Russia has stepped up to join the fight against ISIS in Syria, but the U.S. remains concerned about the conflict that continues to rage on in the Middle East.
Russian warplanes initiated a series of airstrikes over Syria on Wednesday, adding an additional reason for the United States to feel concern over the situation in the Middle East. According to a report from the Washington Post, Russia’s involvement significantly complicates the multi-year war that has cost the world billions of dollars and created millions of refugees.
Washington was quick to criticize the airstrikes, which they claim fell upon targets where members of the Islamic State were likely not even present. U.S. officials claimed that Moscow’s involvement would not take precedent over an American-led campaign targeting IS fortifications by air in Syria.
The Russian airstrikes also highlight Putin’s interest in the Middle East, particularly in Syria. Putin expressed to the U.N. this week his opinion that Syria’s government, led by president Bashar Al-Assad was crucial to maintaining stability in the country. President Obama argued that considering the atrocities Assad has carried out against his own people, including bombing sovereign towns and villages, could not continue any longer.
Russian planes struck just hours after Moscow authorized the use of military force against the Islamic State. U.S. Secretary of State John Kerry doubled down on President Obama’s argument, stating that military alliance with Assad’s government is not the answer to the tumult occurring in the region.

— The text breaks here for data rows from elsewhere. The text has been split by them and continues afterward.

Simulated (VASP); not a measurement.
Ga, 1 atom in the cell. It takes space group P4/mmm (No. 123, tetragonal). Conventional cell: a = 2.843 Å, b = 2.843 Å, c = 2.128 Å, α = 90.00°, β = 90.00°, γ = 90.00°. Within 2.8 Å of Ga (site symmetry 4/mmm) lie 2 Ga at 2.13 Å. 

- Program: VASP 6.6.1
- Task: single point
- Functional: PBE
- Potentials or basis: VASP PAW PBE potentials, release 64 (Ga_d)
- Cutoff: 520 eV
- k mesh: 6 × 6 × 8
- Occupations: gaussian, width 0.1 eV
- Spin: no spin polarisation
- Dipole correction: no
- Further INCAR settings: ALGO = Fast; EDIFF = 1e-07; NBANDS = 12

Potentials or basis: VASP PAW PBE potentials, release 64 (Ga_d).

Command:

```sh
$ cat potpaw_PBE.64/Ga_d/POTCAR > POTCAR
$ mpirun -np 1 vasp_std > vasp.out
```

A bona fide alliance between the Russians and Assad’s government would mean trouble for efforts to stabilize embattled regions in the Middle East. U.S. policy follows a desire to keep conflict at a minimum, where Russians may begin standing by the Syrian government against anyone it perceives as hostile.
According to one of Putin’s spokesmen, Dmitry Peskov, “Russia will factually be the only country to carry out this operation on the basis of the request of the legitimate government of Syria.”
It remains to be seen how Russia’s involvement in the conflict will influence outcomes in Syria and beyond, but for now U.S. officials are understandably on edge.